If the death of a spouse isn’t bad enough, next comes dealing with the financial aftermath. The loss of a spouse can unleash a cascade of questions, tasks, and worries, especially if the spouse who passed away was “in charge” of the financial side of the household.
The first few months following the death of a spouse are going to be filled with questions surrounding what happens now. There are a few “dos and don’ts” to follow during these months.
Things To Do:
Keep Paying Regular Monthly Expenses - This seems simple, but simple things can be easily overlooked during this time. Monthly expenses that are not set up to be paid automatically may not get paid. Make sure you are still paying things like the mortgage, insurance premiums, utility bills, and car payments. Consider setting these bills on automatic payments if they are not already.
Evaluate Your Personal and Household Expenses - Your typical spending patterns have changed even if it feels like they have stayed the same. Start keeping a closer eye on your cash flow to begin seeing a pattern of your new spending habits. Also, look into canceling recurring bills that only benefited your spouse and/or will no longer benefit you.

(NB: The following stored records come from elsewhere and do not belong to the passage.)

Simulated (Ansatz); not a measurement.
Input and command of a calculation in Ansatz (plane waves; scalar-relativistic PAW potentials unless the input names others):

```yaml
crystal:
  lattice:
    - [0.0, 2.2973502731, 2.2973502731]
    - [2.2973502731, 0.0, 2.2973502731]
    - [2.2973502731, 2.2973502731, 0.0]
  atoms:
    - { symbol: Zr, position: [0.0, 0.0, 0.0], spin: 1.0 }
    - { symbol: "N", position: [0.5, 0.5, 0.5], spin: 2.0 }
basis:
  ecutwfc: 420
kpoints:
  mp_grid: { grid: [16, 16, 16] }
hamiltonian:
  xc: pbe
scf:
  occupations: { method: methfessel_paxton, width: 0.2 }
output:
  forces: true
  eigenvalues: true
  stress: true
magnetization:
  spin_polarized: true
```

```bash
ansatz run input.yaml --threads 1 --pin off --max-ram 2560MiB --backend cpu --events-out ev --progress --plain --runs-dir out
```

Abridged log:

Review Your Insurance Coverage(s) - There may be issues if you were insured by your spouse’s employer. A clock starts ticking after the covered employee passes away. The spouse of the covered employee typically has 30 days after the death of a covered employee to notify the health plan administrator and then is eligible for COBRA benefits for up to 36 months.
Discover All Financial Accounts - Most married couples designate one person to be in charge of the household finances, and this often leaves the other spouse in the dark about where money is coming from and where it is going. Your most recent tax return can help you find money that is coming into the household and where it is going. Start collecting mail (or electronic notifications) from your financial institutions. These statements can act like breadcrumbs leading you to your accounts.
Review, and If Necessary, Update Beneficiaries on Accounts and Insurance Policies - Your estate planning will have likely changed after such a significant life event. Keep your beneficiary designations aligned with your new circumstances. The beneficiaries named on your accounts and insurance policies direct where the money/property will go, regardless of what your estate planning documents say. Your designated beneficiary will have the claim to the property even if your estate planning documents say otherwise.
Change the Titling of Any Joint Accounts - This will streamline things and help avoid any complications later on.
Things NOT To Do:
For at Least the First Year, Do Not Make Any Big Decisions You Cannot Change - Paying off the mortgage, buying an annuity, canceling insurance policies, doing a reverse mortgage, giving money to friends, family members and/or charities are all major money decisions and cannot be undone if you change your mind. You can always do these things at a later time. Give yourself plenty of time to think about these irreversible decisions.
Do Not Continue Your Financial Life As If Nothing Happened - The death of a spouse can spark many changes to the household finances. There may be a loss of income, a change in investment strategy, or a lump sum of insurance money. Do not continue on the path as previously planned. The landscaped has changed, and you should not be navigating using an old map.
Do Not Give in to Pressure From Others - This includes people both inside and outside of the family. Relatives may have your best interest in mind, but they may not know what is actually best for you. Good intentions do not always lead to good outcomes. People inside the family are also grieving and may not be thinking clearly.
Do Not Do This Alone - Assemble a team that is knowledgeable about what you are going through and has seen this before. Work with experts who specialize in this area and who have helped many of their clients go through this situation. Make sure you trust them, feel comfortable asking questions (lots of questions), and that you clearly understand the answers you are given.
Taking on your finances after the death of a spouse can be a daunting task. But eating the elephant one bite at a time and getting help from knowledgeable and trustworthy professionals will lessen that burden. You are much more capable of doing this than you may think. If your spouse could do it, why can’t you?